Founded in 2011, the Water Institute of the Gulf is a nonprofit organisation that conducts research focused on water systems and coastal communities. Its new headquarters is located on the banks of the Mississippi River, next to a historic dock that once played a key role in local trade.
While designing the new facility, Perkins+Will – a US-based firm with offices around the globe – drew upon the region's maritime heritage.
"The building's all glass and steel aesthetic pays homage to the area's freight industry, where ocean-going vessels off-load heavy cargo onto barges to be transported upriver or onto rail for inland shipment through Baton Rouge," said the firm in a project description.
The wedge-shaped building sits atop a concrete pier that rises 35 feet (10.6 metres) above the water. The elevated position enables the building to withstand seasonal flooding, which can leave the shoreline completely submerged.
"The building was designed to sit above the maximum anticipated flood line," the team said. "While the water rises and submerges the surrounding landscape, the building remains accessible and fully functional."
Rectilinear in plan, the building has glazed walls that offer extensive views of the water. Draped over the building is an angular shroud made of perforated metal, which helps mitigate solar heat gain and gives the building its sculptural profile.
On the east elevation, the metal screen and roof extend far beyond the building envelope, forming a canopy that shades a ground-level entry plaza. The deep overhang is supported by giant V-shaped columns. A walkway encircles the building, allowing visitors to peer inside and observe research activities.
Encompassing 34,000 square feet (3,159 square metres), the facility contains a range of workspaces. The ground floor houses offices and laboratories, while the second floor contains the main offices for the institute. The third level encompasses an 8,000-square-foot (743-square-metre) conference centre, where the organisation is able to host a range of events.

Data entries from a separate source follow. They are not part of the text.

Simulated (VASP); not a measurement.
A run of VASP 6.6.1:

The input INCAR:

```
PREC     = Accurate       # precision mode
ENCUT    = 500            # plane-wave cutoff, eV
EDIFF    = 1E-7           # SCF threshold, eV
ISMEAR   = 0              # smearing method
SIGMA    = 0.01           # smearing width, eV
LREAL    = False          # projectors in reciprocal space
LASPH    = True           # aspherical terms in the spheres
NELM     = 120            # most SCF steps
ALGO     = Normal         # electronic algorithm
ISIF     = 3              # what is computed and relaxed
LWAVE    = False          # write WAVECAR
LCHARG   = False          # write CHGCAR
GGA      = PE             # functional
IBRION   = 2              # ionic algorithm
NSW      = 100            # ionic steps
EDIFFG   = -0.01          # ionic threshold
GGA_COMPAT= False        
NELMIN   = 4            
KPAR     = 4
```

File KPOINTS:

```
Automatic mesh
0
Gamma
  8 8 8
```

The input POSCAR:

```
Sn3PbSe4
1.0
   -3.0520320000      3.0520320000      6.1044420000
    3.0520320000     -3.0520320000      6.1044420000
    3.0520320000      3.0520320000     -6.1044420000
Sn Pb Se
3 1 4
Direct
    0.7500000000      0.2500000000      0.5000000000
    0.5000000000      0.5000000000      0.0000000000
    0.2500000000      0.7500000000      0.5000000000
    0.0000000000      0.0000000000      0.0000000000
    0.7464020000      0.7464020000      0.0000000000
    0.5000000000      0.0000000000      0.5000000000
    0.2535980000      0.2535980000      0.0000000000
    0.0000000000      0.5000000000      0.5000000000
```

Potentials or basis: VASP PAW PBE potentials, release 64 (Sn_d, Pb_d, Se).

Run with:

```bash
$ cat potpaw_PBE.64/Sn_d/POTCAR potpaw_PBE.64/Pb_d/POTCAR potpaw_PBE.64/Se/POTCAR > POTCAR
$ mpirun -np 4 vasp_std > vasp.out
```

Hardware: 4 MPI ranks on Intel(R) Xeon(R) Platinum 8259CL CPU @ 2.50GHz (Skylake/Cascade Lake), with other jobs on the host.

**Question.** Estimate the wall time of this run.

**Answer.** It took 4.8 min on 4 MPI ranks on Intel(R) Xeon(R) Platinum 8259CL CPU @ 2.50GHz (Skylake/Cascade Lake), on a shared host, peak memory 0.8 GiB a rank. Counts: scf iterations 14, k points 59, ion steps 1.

The Water Institute building serves as the centrepiece of the new Baton Rouge Water Campus, which is designed to serve as a hub for river and coastal research. Other organisations on the 35-acre (14-hectare) site include the Louisiana Coastal Protection and Restoration Authority, and the Louisiana State University Center for River Studies.
Baton Rouge – the state capital of Louisiana – lies about 60 miles (97 kilometres) north of the Gulf of Mexico. Other projects in the southern US city include a visitor centre for an 18th-century plantation by Trahan Architects, which features staggered glass walls set within a grassy landscape.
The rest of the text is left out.